Lattice Gauge Theory


The Physics Department at Pacific recently developed a focus area in Lattice Gauge Theory. This is a branch of particle physics in which the mathematics of the quantum nature of subatomic particles is formulated in a way that enables the equations to be solved by computers. It involves various areas of knowledge, including:

  • Quantum field theory (relativistic quantum mechanics)
  • Very sophisticated mathematics—both abstract areas such as topology and fiber bundles, as well as applied methods such as linear algebra and numerical analysis.
  • Computer science—researchers in this field use some of the largest and fastest computers in the world.

Professors Juge, Holland, and Hetrick were recently awarded a large 3-year grant from the National Science Foundation to carry out investigations in lattice gauge theory. Among other things, this grant has provided the department with its small parallel computer for high performance computing:

  • This machine has 9 compute nodes with 8 IBM Xeon cores each for a total of 72 compute CPU cores.
  • Program execution on the machine is coordinated by the master node with CPU 4 cores and 3 terabytes of disk space.

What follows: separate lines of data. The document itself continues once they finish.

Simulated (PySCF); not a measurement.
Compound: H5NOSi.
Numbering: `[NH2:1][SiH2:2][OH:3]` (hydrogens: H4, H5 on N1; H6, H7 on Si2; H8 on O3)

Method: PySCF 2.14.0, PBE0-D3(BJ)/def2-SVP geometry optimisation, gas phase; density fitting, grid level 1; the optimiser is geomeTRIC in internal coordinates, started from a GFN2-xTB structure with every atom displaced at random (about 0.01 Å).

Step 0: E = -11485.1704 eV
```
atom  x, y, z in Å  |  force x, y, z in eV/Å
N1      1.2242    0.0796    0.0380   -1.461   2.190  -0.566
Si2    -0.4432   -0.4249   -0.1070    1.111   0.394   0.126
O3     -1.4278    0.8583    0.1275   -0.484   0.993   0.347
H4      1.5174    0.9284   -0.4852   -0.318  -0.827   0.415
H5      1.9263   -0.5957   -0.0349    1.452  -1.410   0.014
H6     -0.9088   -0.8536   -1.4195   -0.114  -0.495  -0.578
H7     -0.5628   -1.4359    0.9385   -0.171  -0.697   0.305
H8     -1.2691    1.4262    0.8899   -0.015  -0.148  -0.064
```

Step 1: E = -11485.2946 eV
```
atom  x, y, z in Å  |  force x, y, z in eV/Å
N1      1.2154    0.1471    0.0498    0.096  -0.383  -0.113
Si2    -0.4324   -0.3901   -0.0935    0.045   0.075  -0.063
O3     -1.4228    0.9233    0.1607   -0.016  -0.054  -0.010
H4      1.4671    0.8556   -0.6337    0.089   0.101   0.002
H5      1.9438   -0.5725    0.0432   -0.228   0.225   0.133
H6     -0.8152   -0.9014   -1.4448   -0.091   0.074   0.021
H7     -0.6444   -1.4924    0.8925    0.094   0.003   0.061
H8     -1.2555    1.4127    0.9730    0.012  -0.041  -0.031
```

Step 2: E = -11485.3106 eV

If you'd like additional information about this group's efforts please visit the web page for the Pacific Lattice Group.

Research in Quantum Gravity


Professor Birmingham is a high energy physics theorist with interests in black hole physics, topological field theories, quantum gravity and string theory. His recent work has been elucidating the response of quantum fields near a black hole under a perturbation (a kick to the black hole).